What I have got so far:

I tried to go from the base of an Iterator, because it's the only one that really fulfills my memory requirements. Then I have added some methods to map and loop over the data. It's not really a robust design though and it's going to be harder than I thought, so I wanted to know if there is anything out there already that does what I need.

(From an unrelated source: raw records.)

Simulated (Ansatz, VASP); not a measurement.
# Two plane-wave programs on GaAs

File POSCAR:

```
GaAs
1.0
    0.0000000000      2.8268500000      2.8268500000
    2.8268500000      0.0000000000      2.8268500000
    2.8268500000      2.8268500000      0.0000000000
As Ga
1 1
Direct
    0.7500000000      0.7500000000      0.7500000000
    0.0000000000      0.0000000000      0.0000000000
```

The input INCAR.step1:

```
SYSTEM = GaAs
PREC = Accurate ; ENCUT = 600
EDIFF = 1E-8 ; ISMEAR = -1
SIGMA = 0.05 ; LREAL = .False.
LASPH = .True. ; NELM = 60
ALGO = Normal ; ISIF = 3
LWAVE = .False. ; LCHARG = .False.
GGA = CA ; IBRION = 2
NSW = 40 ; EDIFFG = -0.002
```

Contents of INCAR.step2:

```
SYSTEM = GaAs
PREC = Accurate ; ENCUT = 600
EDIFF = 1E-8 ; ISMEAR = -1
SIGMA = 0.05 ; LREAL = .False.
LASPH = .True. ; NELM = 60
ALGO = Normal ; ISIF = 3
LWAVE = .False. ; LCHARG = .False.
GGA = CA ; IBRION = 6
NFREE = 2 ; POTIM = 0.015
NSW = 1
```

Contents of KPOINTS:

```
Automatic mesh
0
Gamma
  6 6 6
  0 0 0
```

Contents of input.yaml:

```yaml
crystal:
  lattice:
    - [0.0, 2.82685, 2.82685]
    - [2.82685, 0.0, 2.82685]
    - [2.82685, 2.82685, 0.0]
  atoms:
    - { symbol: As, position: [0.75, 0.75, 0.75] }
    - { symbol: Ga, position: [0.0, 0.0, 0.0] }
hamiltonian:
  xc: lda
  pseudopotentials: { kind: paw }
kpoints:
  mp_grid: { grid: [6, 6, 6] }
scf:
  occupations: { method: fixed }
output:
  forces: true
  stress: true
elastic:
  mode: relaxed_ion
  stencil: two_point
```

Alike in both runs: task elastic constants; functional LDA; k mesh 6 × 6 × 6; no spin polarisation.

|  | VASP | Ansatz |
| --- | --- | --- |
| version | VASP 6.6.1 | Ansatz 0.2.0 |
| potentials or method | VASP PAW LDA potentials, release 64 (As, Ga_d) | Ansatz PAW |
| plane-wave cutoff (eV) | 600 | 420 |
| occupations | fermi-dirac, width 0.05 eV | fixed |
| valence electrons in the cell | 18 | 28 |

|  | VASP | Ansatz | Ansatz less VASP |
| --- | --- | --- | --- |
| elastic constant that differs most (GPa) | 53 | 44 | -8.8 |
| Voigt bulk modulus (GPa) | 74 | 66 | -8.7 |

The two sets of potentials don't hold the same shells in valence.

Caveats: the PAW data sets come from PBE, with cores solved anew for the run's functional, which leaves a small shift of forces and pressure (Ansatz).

public class QIterator<E> implements Iterator<List<E>> {
    public static String QUERY_OFFSET = "queryOffset";
    public static String QUERY_LIMIT = "queryLimit";

    private Query query;

    private long lastResultIndex = 0;
    private long batchSize;

    private Function<List<Object>, List<E>> mapper;

    public QIterator(Query query, long batchSize) {
        this.query = query;
        this.batchSize = batchSize;
    }

    public QIterator(Query query, long batchSize, Function<List<Object>, List<E>> mapper) {
        this(query, batchSize);
        this.mapper = mapper;
    }

    @Override
    public boolean hasNext() {
        return lastResultIndex % batchSize == 0;
    }

    @Override
    public List<E> next() {
        query.setParameter(QueryIterator.QUERY_OFFSET, lastResultIndex);
        query.setParameter(QueryIterator.QUERY_LIMIT, batchSize);

        List<Object> result = (List<Object>) query.getResultList(); // unchecked
        lastResultIndex += result.size();

        List<E> mappedResult;
        if (mapper != null) {
            mappedResult = mapper.apply(result);
        } else {
            mappedResult = (List<E>) result; // unchecked
        }

        return mappedResult;
    }

    public <R> QIterator<R> map(Function<List<E>, List<R>> appendingMapper) {
        return new QIterator<>(query, batchSize, (data) -> {
            if (this.mapper != null) {
                return appendingMapper.apply(this.mapper.apply(data));
            } else {
                return appendingMapper.apply((List<E>) data);
            }
        });
    }

    public void forEach(BiConsumer<List<E>, Integer> consumer) {
        for (int i = 0; this.hasNext(); i++) {
            consumer.accept(this.next(), i);
        }
    }
}

This works so far, but has some unchecked assignments which I do not really like and also I would like to have the ability to "append" one QIterator to another which is not hard by itself, but it should also take the maps that follow after the append.

Solution

Assume you have a DAO that provides data in a paginated manner, e.g. by applying the LIMIT and OFFSET clauses to the underlying SQL. Such a DAO class would have a method that takes those values as argument, i.e. the method would conform to the following functional method:

@FunctionalInterface
public interface PagedDao<T> {
    List<T> getData(int offset, int limit);
}

E.g. calling getData(0, 20) would return the first 20 rows (page 1), calling getData(60, 20) would return the 20 rows on page 4. If the method returns less than 20 rows, it means we got the last page. Asking for data after the last row will return an empty list.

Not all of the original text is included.